Quis custodiet ipsos custodes? Who will guard the guards themselves?

Be nice as policy has one distinct advantage: Everyone understands it and it is very hard to argue against it. It does not depend on religion, skin color, gender or whatever distinction humans are able to think of.

What exactly should be educated? Is that by any chance your own very personal view about what is right and that you think is self-evident? And you also think just by coincidence that other people are somehow uneducated (why else educate them) and are doing the things they are doing because nobody else taught them otherwise? If people are getting told what they are supposed to do, they will accept it gladly and think: "Man, that idea never came to me?"

You very rightly said that Stack Exchange is a reflection of the world. Did you ever research what happens when such changes are demanded in the real world and what history tells us about it?

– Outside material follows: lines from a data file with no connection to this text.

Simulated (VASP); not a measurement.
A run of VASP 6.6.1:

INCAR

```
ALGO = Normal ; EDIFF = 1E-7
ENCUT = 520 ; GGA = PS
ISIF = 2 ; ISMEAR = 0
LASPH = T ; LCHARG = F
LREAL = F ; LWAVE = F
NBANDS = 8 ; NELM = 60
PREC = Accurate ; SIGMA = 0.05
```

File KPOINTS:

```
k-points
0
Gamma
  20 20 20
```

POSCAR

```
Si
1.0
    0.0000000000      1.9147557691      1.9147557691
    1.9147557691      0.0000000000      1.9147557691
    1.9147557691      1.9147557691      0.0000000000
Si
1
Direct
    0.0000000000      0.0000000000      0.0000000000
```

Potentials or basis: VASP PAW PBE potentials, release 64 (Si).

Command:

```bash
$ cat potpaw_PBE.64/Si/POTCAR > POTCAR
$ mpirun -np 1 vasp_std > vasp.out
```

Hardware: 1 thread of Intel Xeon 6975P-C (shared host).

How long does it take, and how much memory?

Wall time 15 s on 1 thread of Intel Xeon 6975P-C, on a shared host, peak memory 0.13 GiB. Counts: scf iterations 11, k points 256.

We seek an order of things in which all the base and cruel passions are enchained, all the beneficent and generous passions are awakened by the laws; where ambition becomes the desire to merit glory and to serve our country; where distinctions are born only of equality itself; where the citizen is subject to the magistrate, the magistrate to the people, and the people to justice; where our country assures the well-being of each individual, and where each individual proudly enjoys our country's prosperity and glory; where every soul grows greater through the continual flow of republican sentiments, and by the need of deserving the esteem of a great people; where the arts are the adornments of the liberty which ennobles them and commerce the source of public wealth rather than solely the monstrous opulence of a few families. In our land we want to substitute morality for egotism, integrity for formal codes of honor, principles for customs, a sense of duty for one of mere propriety, the rule of reason for the tyranny of fashion, scorn of vice for scorn of the unlucky; self-respect for insolence, grandeur of soul for vanity, love of glory for the love of money, >>>>>> good people in place of good society.<<<<< We wish to substitute merit for intrigue, genius for wit, truth for glamor, the charm of happiness for sensuous boredom, the greatness of man for the pettiness of the great, a people who are magnanimous, powerful, and happy, in place of a kindly, frivolous, and miserable people—which is to say all the virtues and all the miracles of the republic in place of all the vices of the monarchy[..]

Does that not sound good? A vision of mankind to be followed?

The text comes from "On Political Morality" from Maximilien Robespierre during the height of the "Reign of Terror".

Now Stack Exchange does not chop heads off...this example must be surely an excessive exaggeration? Fine, tell me one single successful attempt where the people finally got rid of their vices.

Where is the line between what Stack Exchange does as a site and a community and social justice? [...] In all honesty, management needs to take some clear control over this situation.

Absolutely, the very first thing people are calling for when something does not run according to their view is a leader. This leader should finally lay down the law. If parts of the community does not act as it is good for the community(!), we need rules for the community against those parts of the community.

Reasonable, isn't it? So those rules and education take place.

What happens next is that some people are still making trouble. Because trouble invites drama, and those people are silently removed or people committed to the cause give them the silent treatment. So those people go away. Nice. What is irritating is that the members are dwindling...

This happened with Atheism Plus. It was an attempt to introduce feminism, anti-racism and social justice into the skeptic community. How could this be failing? PZ Myers was a driving force, he had one of the most visited sites, he set up his very own community, and he removed everyone who he did not see fit for the task.

As the article demonstrates, the whole responsibility for the failure are misogynistic assholes. While it may explain that those never joined the community, isn't it strange that the majority of skeptics did not remain and embraced Atheism Plus? Easy to explain: Too many skeptics are misogynistic assholes. It is not our fault, no, no, no: We had the very best intentions. It could not have anything to do with our movement and our urge to teach people. Our conscience is clean, and those are valuable goals.

Why does this remind me of so many real world incidences? Those socialist states were workers' paradise; how could people want to leave that? Go over the border? There is only one explanation: they are either spies or traitors. Bad, bad people.

Fairness and treating people well is one thing. You can demand that users do not show unacceptable behavior to each other. But trying to change minds and impose own worldviews by force always, always backfires.

A personal note:

I am hearing frustration in your voice. It is the reaction of people which believe that humans desperately need to follow a specific path; they only...need...a nudge in the right direction. I am disappointed, so other with more power should repair the situation. When this fails (and it will fail), they are always growing bitter and resentful. Their vice is that they have too much trust in humans.

The cure is working for changes and to be happy if changes occur. In a former version I added: "but to never expect or demand them", but as Nicol Bolas pointed out, this falls definitely too short. So I state more precisely that you should avoid a hard-set goal to avoid the feeling of failure if this goal is not reached (but the situation moved in this direction).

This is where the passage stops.